By Racinguk.com staff
Having famously prevailed in the Gold Cup in June on a fast surface, conditions are likely to be much more testing on Saturday, with more rain forecast on already soft ground.
That leaves Bell in a predicament, as the formbook suggests the gallant Big Orange is nowhere near the same operator when there is cut in the ground.
"It's a bit of a headache," the Newmarket handler said. "Given the forecast and the ground is already soft, I'd say the ground is likely to be nearly heavy. I'd suggest we'll probably be having a team meeting on the course in the morning.
"That way we'll get to see how much more rain has fallen and how soft the ground actually is."
Big Orange is a general 10-1 chance and should he take his chance, he will clash again with the Aidan O'Brien-trained Order Of St George, who finished just a short head adrift after a titanic finish up the Ascot straight in the Gold Cup at the Royal meeting.
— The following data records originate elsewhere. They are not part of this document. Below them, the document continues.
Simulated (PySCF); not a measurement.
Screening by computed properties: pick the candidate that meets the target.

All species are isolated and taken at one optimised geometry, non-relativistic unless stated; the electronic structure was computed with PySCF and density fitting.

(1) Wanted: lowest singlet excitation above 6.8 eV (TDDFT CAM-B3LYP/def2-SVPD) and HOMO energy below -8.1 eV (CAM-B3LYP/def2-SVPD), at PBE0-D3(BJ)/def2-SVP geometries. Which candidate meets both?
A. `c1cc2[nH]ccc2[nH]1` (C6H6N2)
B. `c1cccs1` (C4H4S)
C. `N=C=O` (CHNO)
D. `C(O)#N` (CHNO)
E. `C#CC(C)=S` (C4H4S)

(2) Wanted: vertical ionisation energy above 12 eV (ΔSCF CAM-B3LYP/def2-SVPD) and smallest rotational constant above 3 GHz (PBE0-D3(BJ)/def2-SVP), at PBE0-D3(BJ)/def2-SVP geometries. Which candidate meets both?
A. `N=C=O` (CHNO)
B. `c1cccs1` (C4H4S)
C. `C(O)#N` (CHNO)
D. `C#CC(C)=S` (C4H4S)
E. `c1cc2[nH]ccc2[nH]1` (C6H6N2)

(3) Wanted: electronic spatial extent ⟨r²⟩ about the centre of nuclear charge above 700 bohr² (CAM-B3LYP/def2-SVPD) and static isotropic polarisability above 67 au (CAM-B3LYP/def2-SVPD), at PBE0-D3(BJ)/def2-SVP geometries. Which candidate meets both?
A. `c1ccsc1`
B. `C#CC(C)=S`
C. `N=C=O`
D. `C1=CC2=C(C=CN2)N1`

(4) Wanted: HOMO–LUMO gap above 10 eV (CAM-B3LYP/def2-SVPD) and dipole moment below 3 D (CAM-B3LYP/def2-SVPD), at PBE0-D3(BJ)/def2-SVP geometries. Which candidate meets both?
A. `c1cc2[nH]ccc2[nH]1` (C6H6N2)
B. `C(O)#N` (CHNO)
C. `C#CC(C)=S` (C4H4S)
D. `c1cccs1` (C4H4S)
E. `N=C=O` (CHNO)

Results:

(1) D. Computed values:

Order Of St George is a best-priced 10-11 with a number of firms to reverse that form and improve upon his fourth-place finish in this race in 2016, having since won the Irish St Leger and finished fourth in the Prix de l'Arc de Triomphe.
"He ran very well in it last year when the line came a bit too soon," said O'Brien.
"There's been an extra week between the Arc and Champions Day this time, and that would not be a disadvantage.
"We've been delighted with him all year and he looks to have very good chance.
"This will probably be his last run of the year and then we'll look at next year with him."
John Gosden took the unusual step of running a three-year-old in the Goodwood Cup, but it paid off when Stradivarius beat Big Orange with a hefty weight advantage.
That allowance has been reduced by 5lb this time, but he has subsequently finished third in the St Leger and Gosden is looking forward to stepping back up to two miles.
"He's been a revelation this year and his wins in the Queen's Vase at Royal Ascot and Goodwood Cup were fabulous," he said.
"He ran a blinder in the Leger. He got a little bit left on his own racing on the rail. The race happened a little bit more in the middle of the track.
"I love the way in the last half a furlong he is coming right back at them again in what was probably the best Leger run in a very long time.
"He is a grand horse and will be a lot of fun in the Cup races next year."
Another of the Classic generation to test himself against his elders is David Elsworth's Desert Skyline, winner of the Doncaster Cup.
"It's a little bit ambitious, but then again so was running him in the Goodwood Cup and Doncaster Cup," said Elsworth.
"He's run a series of good races this year, his Doncaster win coming after a fantastic effort at Goodwood Cup behind Big Orange and Stradivarius.
"We all know how good Big Orange is and Stradivarius showed his class in the St Leger.
"We will pull up stumps afterwards and next year come back and win the Goodwood Cup."
Sir Michael Stoute's Dartmouth was supplemented for the race, but needs to bounce back from a disappointing run behind Order Of St George in the Irish St Leger.
John Warren, racing manager for owner the Queen, said: "It seemed to be the obvious race for him when the Queen doesn't get many opportunities to see her horses race through the year, so we decided that it made sense to go for a race like this.
"We still have no idea why he didn't run well last time, but he came out of the race well and has been in very good form since, so he is taking his chance.
"He's a tough, hardy horse who we know stays well.
"He stays in training next year. He's so versatile and we will look at all options between a mile and a half to two miles, including internationally.
"It's nice to have a horse owned by the Queen where the trainer has options.
"He's been great fun and given the Queen a lot of pleasure. Hopefully he runs up to expectation."